Timing is Everything
May 19, 2022
Rasor v. Estate of Rasor, — So. 3d —, 2022 WL 945667, 47 Fla. L. Weekly D759 (Fla. March 30, 2022)
Timing really is everything, as the Fourth District explained in its recent opinion in the Rasor v. Estate of Rasor decision of March 30, 2022. In this case, Edward Rasor’s surviving spouse, Virginia Rasor, petitioned to establish and probate Edward’s lost or destroyed will on October 27, 2017. She alleged that Edward’s son, Gregg Rasor, was qualified to serve as the personal representative of Edward’s estate. That very same day, she also filed an “Election to Take Elective Share” of Edward’s estate. She also filed a “Notice of Election to Take Elective Share.” She served both documents on Gregg and his siblings. Virginia died 4 months after Edward.
Months later, Gregg petitioned for administration of Edward’s estate. On April 23, 2018, the circuit court admitted the will to probate and appointed Gregg as the personal representative of Edward’s estate.
A little over a year later, on May 11, 2018, Gregg filed both the notice of administration and Virginia’s notice to take elective share. That same day, he also filed proof of service of these documents on himself, individually as an interested person, and on his siblings as well. Then, twenty days later, Gregg objected to Virginia’s election to take an elective share, and his siblings adopted the objection.
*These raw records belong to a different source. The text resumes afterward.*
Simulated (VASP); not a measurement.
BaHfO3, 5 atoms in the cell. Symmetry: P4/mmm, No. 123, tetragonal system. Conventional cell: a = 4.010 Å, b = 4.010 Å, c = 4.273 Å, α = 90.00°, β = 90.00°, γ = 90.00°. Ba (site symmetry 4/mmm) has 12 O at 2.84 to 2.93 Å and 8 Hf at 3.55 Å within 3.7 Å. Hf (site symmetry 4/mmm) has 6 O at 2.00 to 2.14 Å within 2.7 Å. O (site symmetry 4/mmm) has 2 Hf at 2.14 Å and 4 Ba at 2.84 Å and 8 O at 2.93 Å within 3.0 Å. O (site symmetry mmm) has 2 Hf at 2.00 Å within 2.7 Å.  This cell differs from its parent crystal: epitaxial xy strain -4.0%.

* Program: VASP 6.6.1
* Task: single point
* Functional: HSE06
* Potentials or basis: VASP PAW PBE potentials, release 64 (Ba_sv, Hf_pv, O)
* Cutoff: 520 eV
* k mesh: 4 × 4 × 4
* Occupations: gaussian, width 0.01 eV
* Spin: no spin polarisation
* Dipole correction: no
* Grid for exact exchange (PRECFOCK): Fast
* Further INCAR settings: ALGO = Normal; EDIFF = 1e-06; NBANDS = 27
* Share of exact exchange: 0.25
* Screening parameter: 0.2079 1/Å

The timing of Gregg’s objection was the issue for the appellate court.
Based upon Rule 5.360, the Personal Representative has 20 days to serve on the interested persons the election to take an elective share within 20 days of receipt, and then the interested persons may file an objection within 20 days after the personal representative has served them with the notice of election.
At the time Gregg acknowledged receipt of Virginia’s election on November 9, 2017, he has not yet been appointed as personal representative. The clock therefore did not start to run. Gregg was not appointed as personal representative till approximately 6 months later. He acted when he was appointed, notified the interested persons under the Rules, and then objected – in his individual capacity – within the 20 days of service of the notice. The Fourth District Court of Appeal concluded that Greg had timely filed his objection and reversed the probate court’s order that stuck his objection.